By Janice S. Ellis, Ph.D., Kansas City, MO –
Use of racial stereotypes is very costly for all. There indiscriminate use is rampant, whether it’s our thoughts about black teens wearing hoodies or baggie pants, or white kids wearing punk hairdos and mystic tattoos; whether it’s affluent children driving Corvettes and BMWs to high schools; or Hispanic youngsters driving decorated low-riders.
All of us have and use stereotypes that wield lots of power that is persuasive, intentional or unintentional. The influence they have on our understandings and actions toward each other too often is just not accurate, and does little to improve our comprehension of and relations with one another.
We tend to see stereotypes not only playing out in the law enforcement and criminal justice arenas, but we see it playing out in schools that educate or don’t teach children of color. We see it play out in how and whether firms hire people of color and/or encourage them, or not encourage them. When people of color go to buy a house, get fair, and market rate mortgages even when they’re well educated with great jobs that make them very creditworthy we see stereotypes at play. Stereotypes and labels, what power they wield often more defining and harmful, than not.
Most people are frequently not in tune, sometime entirely oblivious, to other sociological, economic, political, racial, religious labels and how they affect the way we go about our business on a day-to- day basis. Assigning and using labels within itself isn’t the issue. This occurrence is perfectly normal according to sociologists. Labels, symbols, rituals, like laws and rules, provide order. Such practices determine the nature and quality of any culture. The dearth of norms causes the fall of a culture. So, labels and symbols, in and of themselves, are not bad.
How labels are used becomes the issue when they evolve into negative stereotypes. Wrongly or rightly, they determine many other choices we make, and we put people and things in boxes or groups to handle and guide our actions toward them.
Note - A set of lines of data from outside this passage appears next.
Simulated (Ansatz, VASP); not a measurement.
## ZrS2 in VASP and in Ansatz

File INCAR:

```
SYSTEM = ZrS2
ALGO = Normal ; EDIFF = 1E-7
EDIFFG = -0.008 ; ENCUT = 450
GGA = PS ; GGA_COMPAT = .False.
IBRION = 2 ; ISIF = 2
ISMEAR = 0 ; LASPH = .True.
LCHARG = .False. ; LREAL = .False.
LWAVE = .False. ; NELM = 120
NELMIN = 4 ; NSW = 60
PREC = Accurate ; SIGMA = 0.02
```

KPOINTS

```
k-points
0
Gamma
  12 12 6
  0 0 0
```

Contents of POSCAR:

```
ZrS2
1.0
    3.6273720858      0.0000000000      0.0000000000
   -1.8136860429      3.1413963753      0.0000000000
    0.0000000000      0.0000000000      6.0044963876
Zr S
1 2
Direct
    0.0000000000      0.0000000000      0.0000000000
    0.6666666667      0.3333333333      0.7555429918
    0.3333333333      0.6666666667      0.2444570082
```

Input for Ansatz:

Many minority groups (and minority is a label) could testify about the impact labels have had on their ability, or lack thereof, to totally assimilate in society and enjoy the opportunities and privileges afforded to non-minorities. The minority designation isn’t just confined to racial or ethnic groups. Minorities can also pertain to beliefs, religious affiliations, political individuality, i.e. conservative vs. liberal vs. independent, socio-economic standing, etc.
Categorical and stereotypical labels can be harmful, quite harmful. While they often provide a degree of comfort and ease as one interacts in his/her environment, they often serve as blinders to the discovery of truth and determining reality.
Are you going to continue to allow labels and stereotypes passed down or perpetuated by family to determine how you act or what you believe? Or are you going to bother to examine and check? While you may owe having an open mind to those you encounter, more importantly, you owe it to yourself. The prices, limits, and hurtfulness abound.
We don’t have to wait to have a conversation about the harmful effects of stereotypes when we enable them to blindly govern our ideas about and conduct toward others who do not share our skin color, tend not to live in our neighborhood, who enjoy different kinds of foods, or who prefer and wear different kinds of garments.
We’ve become too accustomed on relying on labels and attitudes passed from one generation to another, without ever taking time to analyze them or bother to learn first-hand whether such labels and stereotypes are true. We let presuppositions and these notions to govern our lives frequently irrespective of the settings.
The indiscriminate use of a stereotype is costly not only to the person it’s being used against, but also to the person who is using it.